Definitions

from The American Heritage® Dictionary of the English Language, 5th Edition.

  • noun Regular travel back and forth over an established, often short route by a vehicle.
  • noun A vehicle used in such travel.
  • noun A route used by a vehicle in such travel.
  • noun A space shuttle.
  • noun Travel between disputing parties by a diplomatic intermediary.
  • noun A device used in weaving to carry the weft thread back and forth between the warp threads.
  • noun A device for holding the thread in tatting and netting and in a sewing machine.
  • intransitive verb To go, move, or travel back and forth, especially by a shuttle.
  • intransitive verb To cause to move back and forth frequently.
  • intransitive verb To transport, especially by a shuttle.

from The Century Dictionary.

  • Headlong; rash; thoughtless; unsteady; volatile.
  • Slippery, sliding.
  • To move to and fro like a shuttle.
  • To go back and forth like a shuttle; travel to and fro.
  • noun A bolt or bar, as of a door.
  • noun An instrument used by weavers for passing or shooting the thread of the weft from one side of the web to the other between the threads of the warp.
  • noun In sewing-machines, the sliding thread-holder which carries the lower thread between the needle and the upper thread to make a lockstitch. See cuts under sewing-machine.
  • noun The gate which opens to allow the water to flow on a water-wheel.
  • noun One of the sections of a shutter-dam.
  • noun A small gate or stop through which metal is allowed to pass from the trough to the mold.
  • noun A shuttlecock; also, the game known as shuttlecock.

from the GNU version of the Collaborative International Dictionary of English.
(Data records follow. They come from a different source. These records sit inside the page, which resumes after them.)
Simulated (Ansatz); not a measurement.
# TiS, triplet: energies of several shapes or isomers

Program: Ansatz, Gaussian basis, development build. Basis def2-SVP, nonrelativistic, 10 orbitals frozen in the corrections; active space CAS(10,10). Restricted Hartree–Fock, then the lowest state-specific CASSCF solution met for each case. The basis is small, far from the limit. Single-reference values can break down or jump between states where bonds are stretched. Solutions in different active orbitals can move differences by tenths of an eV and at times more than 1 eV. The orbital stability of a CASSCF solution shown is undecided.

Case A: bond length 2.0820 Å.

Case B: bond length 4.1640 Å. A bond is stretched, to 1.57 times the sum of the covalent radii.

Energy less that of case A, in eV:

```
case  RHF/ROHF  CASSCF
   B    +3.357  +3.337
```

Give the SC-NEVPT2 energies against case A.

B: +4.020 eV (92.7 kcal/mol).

  • intransitive verb To move backwards and forwards, like a shuttle.
  • noun An instrument used in weaving for passing or shooting the thread of the woof from one side of the cloth to the other between the threads of the warp.
  • noun The sliding thread holder in a sewing machine, which carries the lower thread through a loop of the upper thread, to make a lock stitch.
  • noun rare A shutter, as for a channel for molten metal.
  • noun (Weaving) a case at the end of a shuttle race, to receive the shuttle after it has passed the thread of the warp; also, one of a set of compartments containing shuttles with different colored threads, which are passed back and forth in a certain order, according to the pattern of the cloth woven.
  • noun a sort of shelf in a loom, beneath the warp, along which the shuttle passes; a channel or guide along which the shuttle passes in a sewing machine.
  • noun (Zoöl.) any one of numerous species of marine gastropods of the genus Volva, or Radius, having a smooth, spindle-shaped shell prolonged into a channel at each end.

from Wiktionary, Creative Commons Attribution/Share-Alike License.

  • noun The part of a loom that carries the woof back and forth between the warp threads
  • noun A transport service (such as a bus or train) that goes back and forth between two places.
  • noun Any other item that moves repeatedly back and forth between two positions, possibly transporting something else with it between those points (such as, in chemistry, a molecular shuttle).
  • verb intransitive To go back and forth between two places.
  • verb transitive To transport by shuttle or by means of a shuttle service.

from WordNet 3.0 Copyright 2006 by Princeton University. All rights reserved.

  • noun public transport that consists of a bus or train or airplane that plies back and forth between two points
  • noun badminton equipment consisting of a ball of cork or rubber with a crown of feathers
  • noun bobbin that passes the weft thread between the warp threads
  • verb travel back and forth between two points

Etymologies

from The American Heritage® Dictionary of the English Language, 4th Edition

[Middle English shitel, shutel, weaver's shuttle, from Old English scytel, scutel, dart; see skeud- in Indo-European roots.]

from Wiktionary, Creative Commons Attribution/Share-Alike License

From Old English scytel ("dart, arrow"), from Proto-Germanic *skutilaz (compare Old Norse skutill ("harpoon")), from *skut- (“project”) (see shoot). Name for loom weaving instrument, recorded from 1338, is from a sense of being "shot" across the threads. The back-and-forth imagery inspired the extension to "passenger trains" in 1895, aircraft in 1942, and spacecraft in 1969, as well as older terms such as shuttlecock.